Real Estate
This obsession baffles me. My parents talk constantly about selling their house and moving into another. We immigrated from Romania ten years ago and during our first seven years in America we moved every year or six months. It got to the point where we didn't even unpack half of our boxes; there was no point. I felt like a nomad. I got a sick feeling in my stomach when it was time to empty the closets and the kitchen cabinets, hire the cheapest U-Haul truck and drag the fridge and the couch yet again into the truck's echoing metallic belly.
We moved in Romania a lot too, from small apartments to large ones then to a beautiful house with a flower and vegetable garden and huge parqueted rooms with high ceilings. There was a floor to ceiling wood-burning stove covered in maroon glazed tiles in a corner of my sister's and my bedroom. I loved that house. It had a bathroom with a deep, old-fashioned tub, pink-and-mauve tiles, and two doors. You had to remember to lock both doors when you were in there or a guest could just bust in on you and catch you with your panties around your ankles.
But new beginnings are very tempting -- a clean white sheet to write another version of your life on. I suppose that's why my parents talk so much about buying a new house. Then selling that one and moving into another. It's a way to distract yourself from what's going on at the center of your life, things that are too painful to look at closely. You can pretend that you're leaving these painful things behind in the old house, with the dirty carpets and the drippy faucets and the stains on the walls. You can pretend that the fresh coat of paint in the new house is a tabula rasa, that by the exchange of money and the signing of papers you've been turned into an innocent who can start life anew.

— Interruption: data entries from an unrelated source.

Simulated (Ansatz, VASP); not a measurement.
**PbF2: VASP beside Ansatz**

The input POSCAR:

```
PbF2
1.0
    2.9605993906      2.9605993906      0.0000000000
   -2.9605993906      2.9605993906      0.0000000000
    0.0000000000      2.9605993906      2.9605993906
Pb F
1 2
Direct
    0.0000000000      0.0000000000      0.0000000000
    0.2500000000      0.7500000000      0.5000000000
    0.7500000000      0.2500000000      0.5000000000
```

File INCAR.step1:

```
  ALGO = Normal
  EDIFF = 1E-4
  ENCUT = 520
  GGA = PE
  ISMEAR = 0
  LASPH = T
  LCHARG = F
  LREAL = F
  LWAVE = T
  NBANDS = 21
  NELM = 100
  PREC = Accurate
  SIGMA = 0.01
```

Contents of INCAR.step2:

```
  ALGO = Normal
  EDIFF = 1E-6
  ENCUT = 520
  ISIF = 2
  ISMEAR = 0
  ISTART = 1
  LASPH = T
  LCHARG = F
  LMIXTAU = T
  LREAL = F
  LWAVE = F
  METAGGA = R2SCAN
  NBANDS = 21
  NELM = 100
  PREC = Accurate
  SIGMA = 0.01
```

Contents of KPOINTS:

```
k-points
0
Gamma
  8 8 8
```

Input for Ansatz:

Being an itinerant seems to be a fundamental part of the American experience. It's the spirit of the Puritan pilgrim whose house cannot be found here on this earth. There's great freedom in this rootlessness, and it's exhilarating. But it has often weighed on me. I feel lost without a sense of place. I don't live with my family any more and have moved only once in the past four years -- a record of sorts -- but I still feel like a woman without a country. I don't feel connected to the place where I live, to its history. There's no history here, it seems, no sense of the past.
So perhaps there's something else my parents are looking for; perhaps they're moving towards something rather than just away from their past. They want to find a place where they feel at home. I don't know that they can find it, though, not on Rolling Brook Lane or Paseo de las Palomas or Whispering Wind Circle up on a hill in northern Orange County. The only real estate an immigrant can lay claim to with any kind of honesty and any kind of hope is his own body and mind. That's the only place left, I think, where you can feel at home.
2 Comments:
As always, lovely C. I hope you're not mad at me for sharing you. A woman emailed me that couldn't make a comment directly on your blog. I pass it along now:
"Love your friend's blog... her writing is beautiful and she has such a way with words! Maybe you could pass that along to her (I can't comment on her blog because I'm not on Blogger). Thanks for sharing the link!"
We write to save our own lives. We write to save the lives of others too. Be generous with your talent. We need it.
It freaked me out to see that you'd shared me, as you say, but I've calmed down since. Thank you for your generosity and kind words. I need to be more open with my writing but it's very, very hard for me. You're pushing me in that direction, and though I don't like it, I like it.